Teacher Development Center Prepares Vets for Return to Classroom
Jan. 31, 2014
Air Force veteran Chad Crider will be certified to teach grades 7-12 in social studies.
For two UT Dallas student-veterans, returning to civilian life will mean returning to a passion fostered in the military: teaching.
Chad Crider started teacher certification last fall at the Teacher Development Center (TDC) after 21 years of service in the Air Force.
Crider, 41, earned his bachelor’s degree in 2002 during active duty. In addition to being an aircraft mechanic, he served as an aircraft maintenance instructor from 2000-04.
“I really enjoyed all the guys that came through, watching the light bulb come on,” Crider said. “Anybody who wants to teach gets a kick out of seeing the light bulb come on — seeing the students realize that they’re learning the material you’re giving them. They’re actually absorbing it.”
Crider lived in New Mexico and traveled through the Gulf Coast states and up the East Coast, as well as Germany, Japan and the United Arab Emirates. He retired as maintenance unit superintendent in 2012.
Now married with two children and living in Dallas, Crider said traveling to historic places and experiencing different geography influenced his decision to teach.
“I’m ready to get back into the classroom and actually interact with the kids and start working again,” said Crider, who will be certified to teach grades 7-12 in social studies. “I like that they are interested in your perspective on things.”
Gilberto "Gil" Landeros wants to teach high school.
Gilberto “Gil” Landeros will return to the classroom after a few years of working in the corporate world.
Landeros, 49, was a flight instructor in the Air Force for six years, teaching in Pensacola, Fla., and at the Air University-Squadron Officer College in Montgomery, Ala. He spent 20 years in the Air Force before retiring in 2008 as a major.
Landeros started at the TDC in summer 2012 and wants to teach high school history and geography. He said his travels to Southwest Asia sparked his love of history. He said he has always enjoyed reading maps — as proven by his bachelor’s degree in geography.
“I want to teach high school because I know that they’re at their first major decision in life on what they’re going to be,” said Landeros, who also has a master’s degree in aerospace science. “If I’m worthy of them coming to me, I’d like to make some type of positive impact.”
Landeros credits UT Dallas and the TDC for giving him guidance during his career change. He said he occasionally takes advantage of the Veteran Services Center and appreciates the inviting atmosphere at the TDC.

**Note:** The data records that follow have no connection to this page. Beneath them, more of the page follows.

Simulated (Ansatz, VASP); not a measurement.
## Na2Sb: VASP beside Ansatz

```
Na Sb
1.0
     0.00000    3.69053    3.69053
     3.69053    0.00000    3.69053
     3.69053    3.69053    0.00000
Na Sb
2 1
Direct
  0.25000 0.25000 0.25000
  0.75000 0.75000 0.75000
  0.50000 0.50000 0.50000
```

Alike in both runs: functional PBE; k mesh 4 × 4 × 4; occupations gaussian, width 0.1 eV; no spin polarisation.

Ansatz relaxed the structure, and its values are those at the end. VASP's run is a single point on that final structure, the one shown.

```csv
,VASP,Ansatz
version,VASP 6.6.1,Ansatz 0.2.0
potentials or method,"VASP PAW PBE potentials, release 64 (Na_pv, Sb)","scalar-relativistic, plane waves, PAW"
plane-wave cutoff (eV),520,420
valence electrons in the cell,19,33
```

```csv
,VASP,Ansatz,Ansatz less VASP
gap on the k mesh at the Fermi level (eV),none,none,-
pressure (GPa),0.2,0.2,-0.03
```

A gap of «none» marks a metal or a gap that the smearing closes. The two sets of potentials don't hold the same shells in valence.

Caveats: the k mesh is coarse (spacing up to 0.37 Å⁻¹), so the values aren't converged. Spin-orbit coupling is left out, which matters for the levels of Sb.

“It’s not like, ‘Hey you’re just another guy,’” Landeros said. “The TDC looks at it more like, ‘Wow. You’re another veteran. We could actually use what you have in the classroom because your skillset is not normally seen [in the TDC classroom].’”
By the Numbers
Student-Veterans in 2013
B.S. in healthcare studies: 5
B.A. in interdisciplinary studies: 9
B.S. in interdisciplinary studies: 4
M.A. in interdisciplinary studies: 2
Teacher Development Center: 4
Source: UT Dallas Veteran Services Center
One of the first friendly faces Landeros encountered at the TDC was master teacher Laurie Pollock.
Pollock said she has taught several veterans during her time at the TDC. Many have been led to teach because they were instructors in the military, like Landeros and Crider, she said.
“Veterans are amazing students because they’re very disciplined. They’re super-organized, and they’re driven,” Pollock said. “When it’s time for class participation, they already feel like they have a command in the classroom.”
According to 2013 numbers provided by the Veteran Services Center, the School of Interdisciplinary Studies, which houses the TDC, has 18 undergraduates and two master’s students who served in the U.S. Armed Forces. Four additional veterans are earning their teaching certificates at the TDC. Campus wide, there are more than 600 student-veterans.
Although they might not realize it, the student-veterans at the TDC have another veteran in their company.
Dr. George Fair, dean of the School of Interdisciplinary Studies, is also a veteran.
Dr. George Fair, dean of the School of Interdisciplinary Studies, completed his bachelor’s degree in mathematics in 1966 and was commissioned by the ROTC as a second lieutenant in the Army upon graduation.
Fair taught math at the high school level for six months after college. He then served in the artillery branch of the Army for two years, stationed in Vietnam during the war from 1967-68.
After retiring as a first lieutenant, Fair continued teaching and then enrolled in graduate school, using his veteran’s benefits. He taught in public schools in Philadelphia for a year before deciding to pursue his PhD and begin teaching at the college level.
Fair said leadership is the most useful skill veterans bring to the classroom.
“In the military, you have clear lines of responsibility. No matter what level you are, there’s always someone you are responsible to and some group you are responsible for,” Fair said. “That made me very aware of leadership and how I was responsible for what we did as a combat unit.
“In teaching, it relates to having the responsibility to walk into class, have a presentation, be prepared and be ready to answer questions. It’s very much like teaching.”